But one faith-based sector that has proved particularly immune to the repercussions of that rift is black-gospel music. The Time for Peace Is Now: Gospel Music About Us—a new compilation on the Luaka Bop label showcasing obscure ’70s singles by various and equally obscure artists—demonstrates something of both the how and the why.
The “how” has to do with lyrics that directly address social dysfunction from an unapologetically Biblical point of view.
Both the Little Shadows–sung “Time for Peace” and the Soul Stirrers–sung “I’m Trying to Be Your Friend” quote directly from the Beatitudes. The Staple Jr. Singers’ “We Got a Race to Run” refers to the story of Lazarus and Dives. Willie Scott & the Birmingham Spirituals’ “Keep Your Faith to the Sky” holds up as an exemplar the woman with the issue of blood from Mark 5 (and Luke 8). And James Bynum’s “We Are in Need” weaves 1 Corinthians 13:11 into a deeply soulful plea for men to step up and be strong.
One might almost conclude from such Scripturally based exhortations to brotherhood and to keeping hope alive that in Christ there is no left or right.
The music reflects a similar indifference to categories. “Time for Peace” proceeds along a descending, bongos-accompanied bass figure atop which, ironically enough, Mick Jagger could’ve chanted “Sympathy for the Devil.” And if “Peace in the Land” suggests that the Gospel I.Q.’s dug Clarence Carter (it does), the melody of “Don’t Give Up” suggests that the William Singers harbored a fondness for “House of the Rising Sun.”
As for the “why” of the project, Luaka Bop’s president Yale Evelev says that it has mainly to do with the lyrics’ timeliness. “Many of these songs were really an outgrowth of the civil rights movement,” Evelev told me. “However, I felt [their message] was so connected to what is going on in the world now.”

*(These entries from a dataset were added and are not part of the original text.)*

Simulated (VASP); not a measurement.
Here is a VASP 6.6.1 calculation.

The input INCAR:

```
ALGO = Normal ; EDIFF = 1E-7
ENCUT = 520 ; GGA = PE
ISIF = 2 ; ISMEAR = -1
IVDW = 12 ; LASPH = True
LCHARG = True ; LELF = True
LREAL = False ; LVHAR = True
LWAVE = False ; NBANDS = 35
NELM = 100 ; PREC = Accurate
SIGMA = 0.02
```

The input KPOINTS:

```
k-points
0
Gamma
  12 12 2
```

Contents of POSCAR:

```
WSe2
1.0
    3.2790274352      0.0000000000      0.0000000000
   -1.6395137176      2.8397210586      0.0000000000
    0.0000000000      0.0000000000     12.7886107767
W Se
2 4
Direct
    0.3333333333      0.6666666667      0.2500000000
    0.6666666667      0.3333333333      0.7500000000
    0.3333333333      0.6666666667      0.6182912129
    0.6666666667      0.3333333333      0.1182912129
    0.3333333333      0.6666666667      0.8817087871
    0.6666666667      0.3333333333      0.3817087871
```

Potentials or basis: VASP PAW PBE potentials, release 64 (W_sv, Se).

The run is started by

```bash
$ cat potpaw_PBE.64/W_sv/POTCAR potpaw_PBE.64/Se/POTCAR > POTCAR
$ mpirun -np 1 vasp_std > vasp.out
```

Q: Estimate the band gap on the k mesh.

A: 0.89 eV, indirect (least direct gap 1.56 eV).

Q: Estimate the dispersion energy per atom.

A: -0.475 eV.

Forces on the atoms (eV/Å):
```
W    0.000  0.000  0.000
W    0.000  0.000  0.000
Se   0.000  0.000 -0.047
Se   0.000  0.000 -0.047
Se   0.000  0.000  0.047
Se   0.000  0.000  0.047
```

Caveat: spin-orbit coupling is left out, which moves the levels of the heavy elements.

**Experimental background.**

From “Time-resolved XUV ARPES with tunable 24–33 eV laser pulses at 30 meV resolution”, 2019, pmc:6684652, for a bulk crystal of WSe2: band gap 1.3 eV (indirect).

Bob Darden, the head of Baylor University’s Black Gospel Music Restoration Project and a contributor to the album’s liner notes, agrees. “There will always be a market for honest, soulful expression,” he said. “And some of these tracks are as raw as it gets. They’re not highly processed, not filtered through the hands of a dozen producers, and not calculated in any way.
“They’re the opposite of corporate music making.”
IF THE TIME FOR PEACE IS NOW represents a microcosmic view of an underappreciated genre, Legacy Recordings’ 105-song soundtrack to Ken Burns’ new eight-part documentary Country Music does the opposite, surveying from as great a height as possible one of American music’s richest strains.
The set includes, as one might expect, dozens of the genre’s most seminal and iconic tracks. But in this regard they’re not all that different from, say, Time Life’s Country Jukebox Collection.
What sets Country Music apart is its chronological sequencing (which makes the music’s sometimes complicated evolution easy to follow) and its willingness to defy egalitarianism and grant more space to more-deserving artists.
The proportions sometimes feel off—three Emmylou Harris songs to one from Buck Owens, one Johnny Rodriguez song to zero from Billy Joe Shaver. And “Will the Circle Be Unbroken” fore, middle, and aft risks overstating the obvious.
But there’s also subtlety galore. And what the soundtrack hasn’t squeezed in it points to.